Tyna Carter, burdened with $25,000 in credit card debt, did not want to be a deadbeat. After looking for help on the Internet, Mrs. Carter, a West Virginia homemaker, wound up in the hands of a sweet-talking “credit specialist” from Texas.

He claimed his company, Credit Solutions of America, could set her on the road to a debt-free life. But what really happened, Mrs. Carter says, is that Credit Solutions pocketed nearly $4,000 of the couple’s income, a little bit each month. Now they are in a deeper hole than ever.

It is a pervasive problem these days. With the economy on the ropes, hundreds of thousands of consumers are turning to “debt settlement” companies like Credit Solutions to escape a crushing pile of bills.

As many as 2,000 settlement companies operate in the United States, triple the number of a few years ago. Settlement ads offering financial salvation blanket radio and late-night television.

Consumers who turn to these companies sometimes get help from them, personal finance experts say, but that is not the typical experience. More often, they say, a settlement company collects a large fee, often 15 percent of the total debt, and accomplishes little or nothing on the consumer’s behalf.

State attorneys general are being flooded with complaints about settlement companies and other forms of debt relief. In North Carolina, complaints doubled last year, while in Florida they tripled, spokeswomen for the state attorneys general said. In Oregon, complaints have quadrupled since 2006.

The rapid rise of debt settlement is the result of two colliding forces: Americans owe more on their credit cards than ever, a result of the spending binge of the last decade. But as the recession deepens, their ability to pay is declining.

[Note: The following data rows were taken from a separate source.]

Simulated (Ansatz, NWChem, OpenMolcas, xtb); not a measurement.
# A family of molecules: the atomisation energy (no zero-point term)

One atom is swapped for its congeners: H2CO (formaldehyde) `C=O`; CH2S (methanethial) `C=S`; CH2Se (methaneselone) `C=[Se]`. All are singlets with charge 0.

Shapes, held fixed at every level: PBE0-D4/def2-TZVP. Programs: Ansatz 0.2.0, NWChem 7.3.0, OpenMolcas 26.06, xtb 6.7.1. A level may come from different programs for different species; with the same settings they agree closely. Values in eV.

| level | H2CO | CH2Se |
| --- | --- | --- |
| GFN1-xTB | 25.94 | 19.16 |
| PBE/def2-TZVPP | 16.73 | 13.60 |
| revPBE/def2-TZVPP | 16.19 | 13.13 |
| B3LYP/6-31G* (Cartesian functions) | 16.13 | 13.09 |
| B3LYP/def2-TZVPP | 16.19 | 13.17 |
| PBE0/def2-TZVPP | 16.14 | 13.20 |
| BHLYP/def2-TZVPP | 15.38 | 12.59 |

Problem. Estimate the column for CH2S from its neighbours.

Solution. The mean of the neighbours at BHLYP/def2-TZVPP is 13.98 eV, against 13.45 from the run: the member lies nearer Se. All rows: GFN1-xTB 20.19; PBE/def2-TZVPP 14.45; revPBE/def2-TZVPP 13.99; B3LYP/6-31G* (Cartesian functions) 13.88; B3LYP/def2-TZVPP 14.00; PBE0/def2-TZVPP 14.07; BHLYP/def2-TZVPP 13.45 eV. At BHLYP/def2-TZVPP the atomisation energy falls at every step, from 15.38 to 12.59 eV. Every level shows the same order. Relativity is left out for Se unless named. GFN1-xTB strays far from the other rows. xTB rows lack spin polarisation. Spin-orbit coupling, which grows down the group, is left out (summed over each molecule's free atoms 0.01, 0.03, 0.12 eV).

Kaulkin Ginsberg, a consulting firm, estimated that the amount of consumer credit at risk of default increased in February by $5 billion, to $24.5 billion.

High credit card rates and fees have been a point of contention for consumer advocates. On the NBC program “Meet the Press” on Sunday, the administration’s chief economic adviser, Lawrence H. Summers, said President Obama planned to crack down on abusive credit card lending that forces Americans to pay excessive interest rates.

For many consumers, their only hope for solvency is to get their balances down to a manageable level. But the card companies — concerned for their own solvency — are not inclined to let them off the hook.

Debt settlement companies claim they help both creditor and consumer by bridging the abyss between them.

“There is overwhelming demand for this service,” said Robby H. Birnbaum, a lawyer who is a board member of the Association of Settlement Companies, a trade group. “People want to avoid bankruptcy, and this is their last resort.”

In practice, however, the debt settlement firms frequently manage to please no one. An executive of the American Bankers Association, representing the credit card industry at a recent forum, labeled debt settlement companies “very harmful” to both creditor and consumer. Even debt collectors are upset, saying the settlement companies prevent them from collecting.

The premise of debt settlement is simple: A consumer stops trying to pay even the minimum on his cards. Instead, he accumulates money in an account that the settlement company promises to use to strike a bargain with creditors. Confronted with the certainty of some money now versus the possibility of no money later, the card company settles for 40 cents on the dollar or less.

Even if the goal makes sense, achieving it can be difficult.

Once the consumer stops paying the minimums, the card companies increase efforts to collect. Their fees and interest charges do not stop. They may sue. The consumer’s credit score falls through the floor.

Long before making any attempt at a deal with creditors, the settlement companies take a fee. Credit Solutions deducted $233 from the Carters’ checking account for three months, and then $116 a month for the next 27 months — a total of about $3,825 by early this year.

It was a fee Mrs. Carter and her husband, Willard Carter, a miner who retired after he was injured, could ill afford — especially since, by their account, the company put little effort into their case.

“After they got their money, they ran,” said Mrs. Carter, 51.

The Carters went to the West Virginia attorney general’s office in January, joining a flood of that state’s citizens complaining about debt relief schemes. “We’re being overwhelmed,” an assistant attorney general, Norman Googel, said.

Since 2005, Mr. Googel and his colleagues have successfully pursued cases against 14 companies promoting debt relief and debt settlement, resulting in refunds to 3,443 consumers, and they are pursuing more. And yet, he said, the complaints keep coming.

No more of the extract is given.